Bookmark Now: Art exhibitions for late summer


Arcmanoro Niles shines a positive light on our perceived failures

Kicked Out the House for Living Fast (I Never Held Love in My Gaze So I Searched for it Every Couple of Days), 2021, by Arcmanoro Niles

 

Running Until You’re Nothing Sounds a Lot Like Being Free (Don’t be Sad), 2021, by Arcmanoro Niles

The neon-toned canvases of New York-based painter Arcmanoro Niles show people engaged in seemingly mundane acts, often accompanied by small, alien-like creatures. These supernatural beings – which Niles refers to as “seekers” – act as manifestations of the subjects’ primal impulses and desires, inviting the viewer to imagine what events might have occurred around the scene. One painting shows a woman waiting at a bus stop, while a gremlin-like seeker with fiery pink eyes wields a knife in the corner; in another, a father and daughter sit on their stoop with their dog while a bawdy creature lurks in the background.  Now a new body of Niles’s work is being collected into a book and exhibited at New York’s Lehmann Maupin gallery. Featuring a series of portraits and still lives, as well as the artist’s first landscape, the works show our perceived failures: a still life of a bedside table strewn with tequila bottles and receipts; a man getting into his car after being kicked out of his house, his iridescent gold skin and hair daubed with pink glitter lending the painting a numinous quality. “All of these moments in life that people look at as failures are just a part of growing up,” Niles says. “When I look back at my own experiences, they weren’t really failures at all.”

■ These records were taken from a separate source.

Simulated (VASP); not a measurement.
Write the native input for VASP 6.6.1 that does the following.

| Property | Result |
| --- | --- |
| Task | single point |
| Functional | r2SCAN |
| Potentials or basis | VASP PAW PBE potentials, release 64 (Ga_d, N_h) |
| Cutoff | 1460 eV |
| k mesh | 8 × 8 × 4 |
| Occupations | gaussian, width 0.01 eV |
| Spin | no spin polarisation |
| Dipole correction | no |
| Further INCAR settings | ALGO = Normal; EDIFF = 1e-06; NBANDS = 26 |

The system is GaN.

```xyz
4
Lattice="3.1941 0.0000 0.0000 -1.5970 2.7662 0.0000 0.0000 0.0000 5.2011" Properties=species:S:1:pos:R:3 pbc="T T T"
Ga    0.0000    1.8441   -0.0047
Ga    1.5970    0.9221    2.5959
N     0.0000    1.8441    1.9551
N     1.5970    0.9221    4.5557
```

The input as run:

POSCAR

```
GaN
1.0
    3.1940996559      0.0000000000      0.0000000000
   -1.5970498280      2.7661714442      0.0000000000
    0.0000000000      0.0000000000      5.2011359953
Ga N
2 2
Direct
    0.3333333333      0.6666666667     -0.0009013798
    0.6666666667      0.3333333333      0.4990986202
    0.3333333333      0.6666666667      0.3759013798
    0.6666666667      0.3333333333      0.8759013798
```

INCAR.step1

Arcmanoro Niles: Hey Tomorrow, Do You Have Some Room For Me: Failure Is A Part Of Being Alive is at Lehmann Maupin, New York, until 28 August.

 

Tyler Mitchell looks back to his roots in the American South

Riverside Scene, 2021, by Tyler Mitchell

Albany, 2021, by Tyler Mitchell

Tyler Mitchell looks back to his roots in the American South Riverside Scene, 2021, by Tyler Mitchell Albany, 2021, by Tyler Mitchell Atlanta-born photographer Tyler Mitchell rose to fame at the age of 23 when he became the first black photographer to shoot the cover of American Vogue, photographing Beyoncé for 2018’s September issue. Since then, he has gone on to shoot campaigns for JW Anderson and Prada, and he photographed the US vice president, Kamala Harris, for Vogue this year. Now he is turning his lens on families in Georgia for a new series that will debut at New York’s Jack Shainman Gallery this month. Exploring ideas of community and the American South, the works capture subjects engaged in leisurely pursuits: lazing on top of a picnic blanket or painting on the sun-dappled banks of a river. The latter is a tableau reminiscent of Georges Seurat’s A Sunday on La Grande Jatte, and subverts art historical notions of outdoor leisure as the preserve of white gentry. “I was trying to get to the very root of what it felt like growing up in the American South,” Mitchell tells How To Spend It. “I wanted to unlock or reimagine certain possibilities about what black safe space can look like.”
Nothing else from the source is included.